With “Defunding the Police” still bouncing around the rubber room of political “debate”, it may surprise some to learn your local police have no legal obligation to protect you.
Join the crowd.
Learning “Serve and Protect” was just a way to decorate the doors of police cruisers blew me away in 1992. Doing AM drive on WWRC/DC, I first heard of the DC Court of Appeals decision in a civil suit against the Metropolitan Police Department. In the syllabus, the Court wrote:
“[The] fact that police answered [the phone call for help] and arrived outside premises which were the scene of burglary and assault did not give rise to special duty on the part of police toward victims therein, and police officers were not answerable in damages for failing to ascertain that assaults were continuing upon victims therein, or for leaving premises without so ascertaining.”
The Court ruled that:
“[G]overnment and its agents are under no legal obligation to provide public services, such as police protection, to any particular citizen. The duty to provide public services is owed to the public at large, and absent a special relationship between the police and an individual, no specific duty exists.” [Cite for case: D.C. App., 444 A. 2nd 1, 1981]
Got that?
I started to write a brief backstory from memory. Better idea: read a decent Wikipedia summation of how four women were raped with police just outside the door, click here.
There’s more.
On April 19, 1990, an AP article entitled: “Woman can’t sue cops for failing to help,” stated:
“A woman who was being raped in an Oakland (CA) apartment can’t sue police for failing to rescue her, even though a friend may have told officers where she was, a state appeals court says.
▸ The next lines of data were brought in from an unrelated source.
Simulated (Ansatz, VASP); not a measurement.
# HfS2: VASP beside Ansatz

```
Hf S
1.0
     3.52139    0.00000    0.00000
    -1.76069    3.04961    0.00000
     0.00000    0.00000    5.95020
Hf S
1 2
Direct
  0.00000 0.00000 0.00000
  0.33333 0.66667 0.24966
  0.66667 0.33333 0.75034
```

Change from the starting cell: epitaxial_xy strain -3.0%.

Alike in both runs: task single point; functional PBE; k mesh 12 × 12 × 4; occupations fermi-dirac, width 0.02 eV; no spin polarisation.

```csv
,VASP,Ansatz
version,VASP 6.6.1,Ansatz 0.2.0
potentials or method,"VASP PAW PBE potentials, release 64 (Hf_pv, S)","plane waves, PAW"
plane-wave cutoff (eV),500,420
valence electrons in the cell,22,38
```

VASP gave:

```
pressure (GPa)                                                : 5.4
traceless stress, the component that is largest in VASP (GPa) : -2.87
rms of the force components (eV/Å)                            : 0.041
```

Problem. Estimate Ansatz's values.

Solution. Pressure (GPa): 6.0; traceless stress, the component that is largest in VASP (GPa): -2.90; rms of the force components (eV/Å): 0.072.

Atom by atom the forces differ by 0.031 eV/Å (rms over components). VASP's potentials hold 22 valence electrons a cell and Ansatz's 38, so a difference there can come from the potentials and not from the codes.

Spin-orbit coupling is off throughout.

The officers’ alleged inaction is ‘troubling’ but they had no legal duty to find and save the woman and did not make her situation worse, said the 1st District Court of Appeal.”
The article continued:
“Her suit was dismissed by Alameda Superior Court Judge Demetrios Agretelis, who said the police had no legal duty to rescue her, the appeals court majority agreed.”
The opinion by Justice Gary Strankman noted that a police officer, like a private citizen, has no legal duty to come to another person’s aid. However, an officer who undertakes to help can be sued for certain types of carelessness or misconduct that makes the other person’s situation worse.”
It gets worse, In Castle Rock v. Gonzales (2005)…
“The Supreme Court ruled on Monday that the police did not have a constitutional duty to protect a person from harm, even a woman who had obtained a court-issued protective order against a violent husband making an arrest mandatory for a violation.”
Three of the woman’s children were murdered by the “court-restrained” husband.
While court decisions denying logic and common sense are argued ad infinitum, it’s always done when the bodies are cold. Invariably they fall under the “beating a dead horse” cliché and with just as much value.
But here’s another perspective. My Constitutional authority, Bob Greenslade points out:
Unalienable rights are enshrined in many state Constitutions – including (remarkably) California! The first section of the California Constitution states:
“All people are by nature free and independent and have unalienable rights. Among these are enjoying and defending life and liberty, acquiring, possessing, and protecting property, and pursuing and obtaining safety, happiness, and privacy.”
Note the words “defending” and “protecting.” If you don’t have the means to defend and protect your unalienable rights, including your life, liberty and property, then they’re meaningless.
The police are under no legal obligation to protect you personally because you have the inalienable right to protect yourself. That right comes from God, not government. Inalienable means something that is not transferable or impossible to take away. Since the government does not create inalienable rights, governments can’t have the lawful power to take away these rights.
This principle should be used in every case where an individual purchases a weapon or applies for a concealed carry permit. Write it as a reason for the application. If the police are under no legal obligation to protect you, then where do they get the right or power to deny you the inalienable right to protect yourself?
If "innocent until proven guilty" remains an operative (and limiting) principle in the Rule of Law, any infringement based within some hypothetical social concern is unconstitutional. Believing Government regulations will trump abnormal human behavior has been proven irrevocably erroneous since 50,000 gun laws have not eradicated human violence with or without a firearm. Police are mostly charged with solving a crime after it's committed. With the Supreme Court ruling dismissing the “Protect” obligation, self-defense is our only alternative. Any government regulation inhibiting the ownership of the means of that defense is contrary to natural law, the 2nd Amendment, and the Rule of Law. If communities wish to adopt programs to effectively reduce violent crime, so be it. However, those communities and any subsequent program limitations cannot be forced on the general population even in the face of a popular vote. Unalienable Rights are not subject to "majority rule".
BW
I was thinking right along with the article, saying to myself that this is a good argument against government restrictions on personal ownership of firearms.
I learned a long time ago that police officers are sworn to “serve and protect” the STATE, not the citizens who pay their salaries.